In recognition of National Disability Employment Awareness Month, we will be sharing stories about Steamers’ employees through the month of October.

Preparation for employment begins long before filling out an application and interviewing for a job. For people of all abilities, skill building starts in the classroom. Special Education programs are emphasizing the importance of preparing for employment more and more by using classroom time to teach transferable skills, from how to effectively communicate with others to what information will be needed on job applications. Transition programs for people with disabilities are also helpful in identifying options for students after high school.

Each year, students with disabilities from local high schools complete internships at Steamers. They come to us for the year and learn valuable job skills that will help them transition out of high school and into competitive employment. Throughout their time at Steamers, these students learn knife and kitchen safety skills, the importance of keeping a clean working space, and how to portion meat and roll sliders. They help make jam and prepare guacamole and salsa. We also teach soft skills, which are the most necessary for employment and transferable across settings. Students work on effective communication: how to notify a supervisor they will be absent, how to communicate with peers, and work on a team. We teach ways to ask for help, if assigned an unfamiliar work task and tools for managing frustrations. Most importantly, we celebrate successes big and small along the way.

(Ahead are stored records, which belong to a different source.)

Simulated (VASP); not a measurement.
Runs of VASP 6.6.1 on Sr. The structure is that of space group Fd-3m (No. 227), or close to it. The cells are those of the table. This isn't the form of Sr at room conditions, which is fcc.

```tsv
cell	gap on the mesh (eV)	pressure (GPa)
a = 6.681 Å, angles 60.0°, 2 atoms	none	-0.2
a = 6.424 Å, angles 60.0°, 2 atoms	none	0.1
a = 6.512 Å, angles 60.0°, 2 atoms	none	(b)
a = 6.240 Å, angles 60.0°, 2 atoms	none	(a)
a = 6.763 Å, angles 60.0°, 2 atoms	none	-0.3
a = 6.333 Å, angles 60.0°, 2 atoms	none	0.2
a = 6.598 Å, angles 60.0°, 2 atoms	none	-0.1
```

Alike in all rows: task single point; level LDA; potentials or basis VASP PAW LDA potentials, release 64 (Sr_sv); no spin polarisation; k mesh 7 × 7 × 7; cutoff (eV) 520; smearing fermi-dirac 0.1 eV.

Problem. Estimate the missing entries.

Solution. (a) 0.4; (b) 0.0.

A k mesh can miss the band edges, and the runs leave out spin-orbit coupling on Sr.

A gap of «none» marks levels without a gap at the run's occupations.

This year, one of Steamers’ high school interns, Ethan, is the brother of another familiar face around the restaurant, Josh. Josh has been a line cook at Steamers since March 2015. Ethan had been to Steamers and Jack’s before, but only as a customer or to visit his brother. When asked why he wanted to do an internship at Steamers and Jack’s, Ethan said “to see what new things I can do, while I’m still in school.” He continued to say that he hoped his time working in the Prep Kitchen would help him get his dream job in the future: racing cars. Josh echoed Ethan, saying that he hoped his brother will “learn some new life skills and work hard, like our dad did.” The two brothers went back and forth about what they like to cook together (pasta, pizza, and steaks) to how they like to have fun, when they are not working hard. Video games are their preferred way to unwind.

Between laughing and sharing stories, Josh admitted that he was a little worried about how things would go for Ethan at his internship. “It’s a new job and I wanted to watch over him and make sure he’s doing well. After his first day, all that went away. He came home saying how much fun he had.” Ethan was a little nervous about his first day, but you would never have known. He said he walked in and thought “well, this is what a kitchen is… I guess I will just jump right in.” And he did.

Ethan picks up on tasks quickly. He is eager to learn and follows directions. Ethan pays attention to his surroundings and after being taught to set up a work station on his first day, he has completed that task independently during each of his shifts. Ethan’s successes with his internship at Steamers are a clear reflection of the hard work he (and his teachers) put in, while in school. Having an older brother to learn from probably helped a lot, too. Still, there is a lot left for Ethan to learn and he has already developed a list of skills he wants to gain. Top of that list? Different cuts of vegetables. With his positivity and work ethic, there is no doubt that Ethan will learn those skills and more.

Ethan is a great example to all of us for how to be a good employee: ask questions, pay attention, try new things, and of course, work hard.